Undecided? The devil with undecided, and to heck with those bozos who plan to wait to the last minute to make up their minds about who to vote for in what promises to be the most important presidential election in a generation.
I was decided, if you must know, as far back as four years ago, soon after those slivers of punched paper, those infamous chads, determined his fate and he snatched the election from his opponent — and the loser became the winner.
I was decided the day he went to the microphones on an aircraft carrier, under a banner proclaiming “Mission Accomplished,” and signed on to the neocons’ vision to transform the land between the Tigris and the Euphrates into a neocolonial way station for corporate greed and the “establishment of a US-Middle East free-trade area within a decade,” where a “free Iraq means a secure Israel.”
I was decided when it became clear that the American occupation, overseen by a proconsul with a penchant for issuing diktats, did not come near scratching the itch of ordinary Iraqis for economic reform, rebuilding of infrastructure and political equity.
And, yes, how could I have been undecided as he called Ariel Sharon “a man of peace” to whom he gave carte blanche to do as he pleased in Palestine? Undecided as I watched, in recent days, images of Israeli troops ravaging Gaza, deploying 60-ton Merkava tanks, AH-64 Apache helicopters and unmanned aerial drones firing into congested refugee camps, images that one watched in tandem with footage of the violence in Iraq, with American troops poised to fight for control of Fallujah in a battle that promises to be both bloody and nasty?
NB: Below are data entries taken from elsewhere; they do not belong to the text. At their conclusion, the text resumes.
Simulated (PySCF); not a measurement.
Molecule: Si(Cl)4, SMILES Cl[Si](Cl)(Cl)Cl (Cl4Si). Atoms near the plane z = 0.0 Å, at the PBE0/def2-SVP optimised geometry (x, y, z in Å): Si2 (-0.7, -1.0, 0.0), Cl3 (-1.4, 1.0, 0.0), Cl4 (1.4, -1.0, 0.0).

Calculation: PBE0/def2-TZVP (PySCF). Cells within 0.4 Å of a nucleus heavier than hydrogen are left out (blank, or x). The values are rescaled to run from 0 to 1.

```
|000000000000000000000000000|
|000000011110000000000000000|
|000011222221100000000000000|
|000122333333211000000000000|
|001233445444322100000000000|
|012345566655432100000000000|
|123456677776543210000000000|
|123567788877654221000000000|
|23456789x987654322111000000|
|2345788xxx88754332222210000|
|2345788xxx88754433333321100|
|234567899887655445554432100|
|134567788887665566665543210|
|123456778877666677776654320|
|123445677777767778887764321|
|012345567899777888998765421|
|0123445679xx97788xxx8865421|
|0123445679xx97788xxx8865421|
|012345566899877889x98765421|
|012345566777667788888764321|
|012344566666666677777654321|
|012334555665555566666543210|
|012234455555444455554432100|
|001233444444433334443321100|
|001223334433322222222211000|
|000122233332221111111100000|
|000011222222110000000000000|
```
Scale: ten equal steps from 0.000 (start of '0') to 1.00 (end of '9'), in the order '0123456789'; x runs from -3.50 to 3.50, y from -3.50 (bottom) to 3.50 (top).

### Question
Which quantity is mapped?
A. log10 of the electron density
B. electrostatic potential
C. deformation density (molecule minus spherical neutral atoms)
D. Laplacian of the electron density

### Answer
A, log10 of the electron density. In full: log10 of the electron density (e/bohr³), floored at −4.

I’m totally decided about George W. Bush, a man whose administration, by its unilateralist and, yes, imperialist posture, has alienated the entire world against the US.
His name, just days before the election, is on everybody’s lips, but what his administration has wrought is on everybody’s mind.
I wonder if, in the end, George W. Bush’s crowd, dominated by neoconservatives such as Secretary of Defense Donald Rumsfeld, Vice President Dick Cheney, Under Secretary of Defense Douglas Feith, and Deputy Secretary of Defense Paul Wolfowitz, brusque men with an ambitious and inflexible ideological agenda, were not after all (and indulge me here for a moment) a kind of American Taleban who, convinced that they were in possession of an exclusive arsenal of insight, went about dictating how the rest of the world should succumb to their literal, unyielding and histrionic interpretation of the sacred texts of neoconservatism.
To that extent, the neoconservative creed, like of that Taleban, is the ultimate code of the bully, for it seeks to impose on the fragile plurality of human conduct — in this case international relations — an artificial ideal of what constitutes right and wrong.
OK, OK, we know the neocons are no ninnies — they want the world and they want it now — but Taleban? OK, then, let’s just say that in their Hobbesian view of the world, their Huntington-Lewis conception of “Islamic terrorism,” they projected on a man from Tikrit called Saddam Hussein (the pathetic appeal from the hole in the ground was: “Don’t shoot, I’m the president of Iraq!”) their own neoconservative mindset.
These folks had come to office itching to cut to the chase in Iraq, finish the job started in 1991, force Colin Powell to join them (effectively drinking the Kool Aid), humble Syria and Iran by breaking their legs, and then sit back and watch their vision for a reordered, no longer recalcitrant Middle East prevail. Meanwhile, they urinated on everybody’s wedding cake all the way from Paris to Bonn and from Cairo to New Delhi.
And what did they achieve in the end? Not an Iraq that is a “beacon of democracy,” a light unto the nations in the region, as some of us had innocently hoped at one time, but an Iraq that is a killing field, a blight unto the countries of the Arab world.
Oh, ya, I’m decided all right. Have been for a long while. So give me wide berth as I enter that polling booth a few days from now.